The big software companies marketing facial recognition software are split on its use. In April, Microsoft refused to sell its technology to a California law enforcement agency over human rights concerns, and Microsoft President Brad Smith called for regulation to prevent “a commercial race to the bottom.”
Amazon, however, continues to sell its Rekognition software to law enforcement agencies. In a statement, the company argued, “Technology like Amazon Rekognition should only be used to narrow the field of potential matches. The responses from Amazon Rekognition allow officials to quickly get a set of potential faces for further human analysis. Given the seriousness of public safety use cases, human judgment is necessary to augment facial recognition, and facial recognition software should not be used autonomously.”

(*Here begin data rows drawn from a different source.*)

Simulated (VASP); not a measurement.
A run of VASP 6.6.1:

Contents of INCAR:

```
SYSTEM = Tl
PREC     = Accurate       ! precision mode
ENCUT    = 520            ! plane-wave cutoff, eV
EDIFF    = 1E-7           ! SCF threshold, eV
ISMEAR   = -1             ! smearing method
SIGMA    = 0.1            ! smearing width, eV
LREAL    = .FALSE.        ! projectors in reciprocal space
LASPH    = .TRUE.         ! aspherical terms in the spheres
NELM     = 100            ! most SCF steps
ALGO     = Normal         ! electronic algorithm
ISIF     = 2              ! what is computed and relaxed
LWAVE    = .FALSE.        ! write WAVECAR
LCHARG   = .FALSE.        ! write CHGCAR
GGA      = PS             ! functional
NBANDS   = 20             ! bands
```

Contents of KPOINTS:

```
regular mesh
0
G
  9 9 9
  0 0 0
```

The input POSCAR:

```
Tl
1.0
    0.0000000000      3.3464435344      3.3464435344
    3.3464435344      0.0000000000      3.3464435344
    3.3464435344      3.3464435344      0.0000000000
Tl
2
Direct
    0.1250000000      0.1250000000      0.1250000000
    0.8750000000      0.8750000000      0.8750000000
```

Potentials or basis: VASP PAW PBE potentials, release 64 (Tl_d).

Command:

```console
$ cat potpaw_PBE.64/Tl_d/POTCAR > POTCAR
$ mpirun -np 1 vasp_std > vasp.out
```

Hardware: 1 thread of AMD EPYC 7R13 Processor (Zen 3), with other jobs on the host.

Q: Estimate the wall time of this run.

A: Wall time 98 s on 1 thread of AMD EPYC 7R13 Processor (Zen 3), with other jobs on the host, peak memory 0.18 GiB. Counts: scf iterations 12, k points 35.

Regardless of the municipal bans, and a statewide moratorium on facial recognition for police body cams under consideration now in Sacramento, federal agencies like the FBI can and do use the software nationwide.
Facial recognition has been the subject of two House Oversight and Reform Committee hearings, in which concern over the technology appeared to be bipartisan.
Those hearings have yet to lead to a change in federal law, but they did reveal the FBI has amassed a database of more than 640 million photographs for its facial recognition program, including driver’s license photos from 21 states, not including California.
San Francisco Supervisor Aaron Peskin took that revelation as confirmation he made the right choice in voting for a ban. In an opinion piece published in Newsweek, he wrote, “Even if 100 percent accurate, mass surveillance by facial recognition — the likes of which authoritarian governments like China are already using — exposes Americans to an Orwellian dystopia.”